Can confirm the same error on Orion when I call tests/compile.sh directly to attempt build for global-workflow.
@JessicaMeixner-NOAA I reset the permission of the whole hpc-stack directory on orion. Can you give a try?
Hi @jkbk2004, @JessicaMeixner-NOAA is away until Wednesday. I can test on orion and let you know the outcome.
@jkbk2004 I just tested on orion and found I get the same error.
@MatthewMasarik-NOAA @BrianCurtis-NOAA @ChunxiZhang-NOAA @zach1221 can you take a look: /work/noaa/epic-ps/jongkim/4debug? As err.log shows, I am able to load modules ok: crtm. Can you give a try to run the jobs_card I put there? so that we can catch if module loading is ok with everyone.
@jkbk2004 I copied that directory and submitted the job_card. Here is the output of err.log (out.log is empty):
[matma@Orion-login-1 4debug]$ cat err.log
++ date +%s
+ echo -n ' 1665579328,'
+ set +x
Lmod has detected the following error: The following module(s) are unknown:
"ufs_common"
Please check the spelling or version number. Also try "module spider ..."
It is also possible your cache file is out-of-date; it may help to try:
$ module --ignore-cache load "ufs_common"
Also make sure that all modulefiles written in TCL start with the string
#%Module
Ps, I don't have account=nems
so I set account=marine-cpu
.
make sure you module use modulefiles && module load ufs_<machine>.<compiler>
(i.e. ufs_hera.intel)
make sure you
module use modulefiles && module load ufs_<machine>.<compiler>
(i.e. ufs_hera.intel)
Is this message for me, @BrianCurtis-NOAA?
If I try that, module use modulefiles && module load ufs_orion.intel
, in the directory I copied I get an Lmod error saying "ufs_orion.intel"
is unkown
@BrianCurtis-NOAA @jkbk2004 @MatthewMasarik-NOAA I am back from leave and can try this again today. Brian I had a question about the module load you said we should do because I don't have to do this for other machines and I've never had to do this for orion before.
@JessicaMeixner-NOAA @MatthewMasarik-NOAA @jkbk2004 Sorry for the confusion. I had an issue on orion that I found when testing a build on Orion with develop branch. I had to load git/2.28.0 before git would pull everything cleanly without error.
More context for the module use and module load, here's how I setup my env for running RT.

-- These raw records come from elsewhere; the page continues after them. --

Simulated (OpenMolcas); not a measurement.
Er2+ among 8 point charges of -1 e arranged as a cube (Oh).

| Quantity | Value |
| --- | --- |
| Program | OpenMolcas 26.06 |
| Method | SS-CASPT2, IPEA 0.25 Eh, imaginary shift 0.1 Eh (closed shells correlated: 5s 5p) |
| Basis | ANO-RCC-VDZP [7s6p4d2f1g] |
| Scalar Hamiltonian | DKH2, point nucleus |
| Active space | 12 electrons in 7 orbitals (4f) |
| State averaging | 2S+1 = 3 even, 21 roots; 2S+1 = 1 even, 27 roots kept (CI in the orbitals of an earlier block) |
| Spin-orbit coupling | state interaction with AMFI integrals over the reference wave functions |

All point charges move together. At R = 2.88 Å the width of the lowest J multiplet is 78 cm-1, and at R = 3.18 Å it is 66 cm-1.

git clone [email protected]:ufs-community/ufs-weather-model --recursive
cd ufs-weather-model
module use modulefiles
module load ufs_<machine>.<compiler>
cd tests
./rt.sh -e > rt.out 2>&1 &
on Orion, at least, a module load git/2.28.0
helped git pull successfully in case that was an issue you saw as well.
I've tried loading the git module last week and that did not solve my issue either. I've never had to load the ufs modules for any other machine...
I've tried loading the git module last week and that did not solve my issue either. I've never had to load the ufs modules for any other machine...
rt.sh should automatically do it, yes.
I was able to run on orion this morning with the latest ufs version. I'll try hera now.
Compile 11 on hera is still failing for me
Same thing for me, it fails in compiling with DEBUG option on Hera.
Found Python: /apps/spack/linux-centos7-x86_64/gcc-9.2.0/python-3.7.6-gi3efxgcxqilpjehkqnxrriedsuedoqu/bin/python3.7
Calling CCPP code generator (ccpp_prebuild.py) for all available suites ...
+ OMP_NUM_THREADS=1
+ make -j 8 VERBOSE=1
/scratch1/NCEPDEV/stmp2/Ratko.Vasic/FV3_RT/rt_260589/compile_001/build_fv3_001/FV3/ccpp/physics/ccpp_static_api.F90(5012): error #6405: The same named entity from different modules and/or program units cannot be referenced. [CDATA]
ierr = FV3_GFS_v16_coupled_p8_sfcocn_time_vary_tsfinal_cap(cdata=cdata)
--------------------------------------------------------------------------------^
compilation aborted for /scratch1/NCEPDEV/stmp2/Ratko.Vasic/FV3_RT/rt_260589/compile_001/build_fv3_001/FV3/ccpp/physics/ccpp_static_api.F90 (code 1)
make[2]: *** [FV3/ccpp/CMakeFiles/fv3ccpp.dir/physics/ccpp_static_api.F90.o] Error 1
make[1]: *** [FV3/ccpp/CMakeFiles/fv3ccpp.dir/all] Error 2
make: *** [all] Error 2
'''
I cloned fresh copy of ufs_weather_model.
I tried again today and the compile 011 is still failing for me on hera. I have been okay on orion and was going to test that again but there are /work issues.
@JessicaMeixner-NOAA One option is to try to reduce the number of ccpp SDFs in the FV3/ccpp/suites directory to only those actually used by the regression test. This test that is failing does not explicitly list suites, so it tries to build them all. Currently there are more than 90 suite definitions there. Not all of them are used, we use (regression test) only about a third. Can you run this script: /scratch2/NCEPDEV/fv3-cam/Dusan.Jovic/suites_run.sh in FV3/ccpp/suites directory in your working copy, and try to rerun that test again.
I just ran with 90 (out of 91 SDFs) and it worked. I just excluded first one on the list (suite_FV3_CPT_v0.xml). Still have no idea why this is happening, and only to few of us.
suite_FV3_CPT_v0.xml is a deprecated SDF. To reduce the number of SDFs in the suites directory is a good option. And could make it happen soon.
@DusanJovic-NOAA - running with your script first, the regression tests succeeded. I'm with @RatkoVasic-NOAA on the wondering why this is happening to a few of us.
git/28 module requirement (on orion) is case-by-case. If there is git clone issue, the problem is resolved clearly with new version. I am closing this issue. If the issue is persistent, we can re-open the issue.